Former Pasadena Planning Director Richard Bruckner Announces Retirement from Los Angeles County Position

Published : Monday, August 7, 2017 | 6:15 PM

Credit Image courtesy County of Los Angeles

After serving as Los Angeles County Planning Director since 2010, former Pasadena Planning and Development director Richard Bruckner has announced his retirement.

In an interview with the The Planning Report, Bruckner looked back at his 40 years of work in the planning and development sector and shared some of the highlights of his career that created the present climate for housing and city planning in the Los Angeles region.

Bruckner was particularly fond of his memories of working in Pasadena as the city’s planning and redevelopment director.

“I moved to Pasadena as planning and redevelopment director. Clearly, Pasadena has a great history of planning and redevelopment, from both its staff and its elected leadership. I’m very proud of the work we did around the light-rail stations and the emergence of those neighborhoods,” he told The Planning Report.

Bruckner said in particular he was proud of his contributions to the preservation of Pasadena’s historic districts.

“Historic preservation was always in place in Pasadena, but during the decade I was there, it blossomed, and we doubled the number of historic districts. We saw the revitalization of Paseo Colorado (now the Paseo), and guided city growth that was respectful of neighborhoods and transit policies,” he said.

Under Bruckner’s leadership the number of historic districts in Pasadena was doubled.

Bruckner was also instrumental in the City’s adoption of the Inclusionary Housing Ordinance, completion of Paseo Colorado including restructuring of finances, revision of the Pasadena Zoning Code, and the establishment of three property-based business improvement districts.

According to Bruckner, his experiences as redevelopment director in Pasadena also equipped him better at his job as planning director for the Los Angeles County.

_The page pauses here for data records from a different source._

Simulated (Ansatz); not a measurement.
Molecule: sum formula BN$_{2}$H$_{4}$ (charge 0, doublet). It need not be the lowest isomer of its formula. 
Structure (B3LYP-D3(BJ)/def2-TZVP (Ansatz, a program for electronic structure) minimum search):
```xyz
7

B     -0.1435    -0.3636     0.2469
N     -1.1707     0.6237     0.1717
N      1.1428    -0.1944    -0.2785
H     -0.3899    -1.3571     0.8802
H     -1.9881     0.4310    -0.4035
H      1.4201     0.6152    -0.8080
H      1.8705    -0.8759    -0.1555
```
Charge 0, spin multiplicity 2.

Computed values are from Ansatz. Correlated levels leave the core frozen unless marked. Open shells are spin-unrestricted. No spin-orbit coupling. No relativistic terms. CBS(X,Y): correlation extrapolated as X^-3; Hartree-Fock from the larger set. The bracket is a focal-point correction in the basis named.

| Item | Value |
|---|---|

“In the seven and a half years I’ve been with the county, the Board has also adopted its first historic preservations ordinance, as well as several area plans, including the first update in quite a while of the Antelope Valley Area Plan. That is a major accomplishment. We also worked closely with Universal Studios to update their plan, which they have been remarkably successful in implementing,” he said.

With a career in planning that stretches for about 40 years, Bruckner emphasized that a good planner to be successful, must excel in communication skills—both in public and in relationships to decision-makers—common sense, and hard work.

“I’ve stayed in touch with every one of my supervisors. I’ve been blessed to work with great people—most of them women, by the way. Each one brought a different aspect of planning to my education,” he said.

Bruckner recounted his experience in Pasadena with former city manager Cynthia Kurtz who he said, always hammered the importance of tailoring the plan into achieving the agenda of the decision makers.

“In Pasadena, I worked for Cynthia Kurtz, who is a great leader and city manager. She always enforced the idea: Make sure you understand the decision-makers’ agenda. Then work toward achieving their agenda in your planning, and position projects to achieve that agenda,” he said.
Bruckner said he brought that insight about effective collaboration from Pasadena to his job at the county.

“Having an agenda from a public elected official is an important thing. At the county, with the board and with CEO Sachi Hamai, it’s really about collaboration among departments and between departments and the board,” he said.

“You need someone who works hard, collaborates, and can understand the policy agenda. It’s a combination of all of those things,” Bruckner added.

But while Bruckner was willing to share his wealth of experience and insights on the planning profession, he admits, sadly, that some of the skills needed to excel in his profession has now been lost in Los Angeles.

“Let me put it this way: The type of planning we did in redevelopment, because we were very focused on specific neighborhoods, sharpened everyone’s communication tools. It brought us closer to neighborhoods, and it brought many more resources to planning and implementation than we have today,” he said in his interview with The Planning Report.

“I think we’ve lost some of those skills in Los Angeles, because we deal in such broad geographies—in both the city and the county. The county is over 4,000 square miles; in the unincorporated areas, there are 1 million people. The city of LA is a smaller geography, but with 4 million people. I just don’t think the resources are there for planners to drill down into the detailed neighborhood conversations of making plans and building trust. We have to work harder at that now,” Bruckner added.

As he retires, Bruckner stresses on just how important communication is essential in the area of planning and redevelopment.

“Much of it is about communication on many levels: communication with decision-makers, communication with neighborhoods, and communication with staff. Understanding implementation of the plans is also important. And I do think implementation by-right is where a lot of planning is headed now, because of the litigious nature of discretionary decisions,” he said.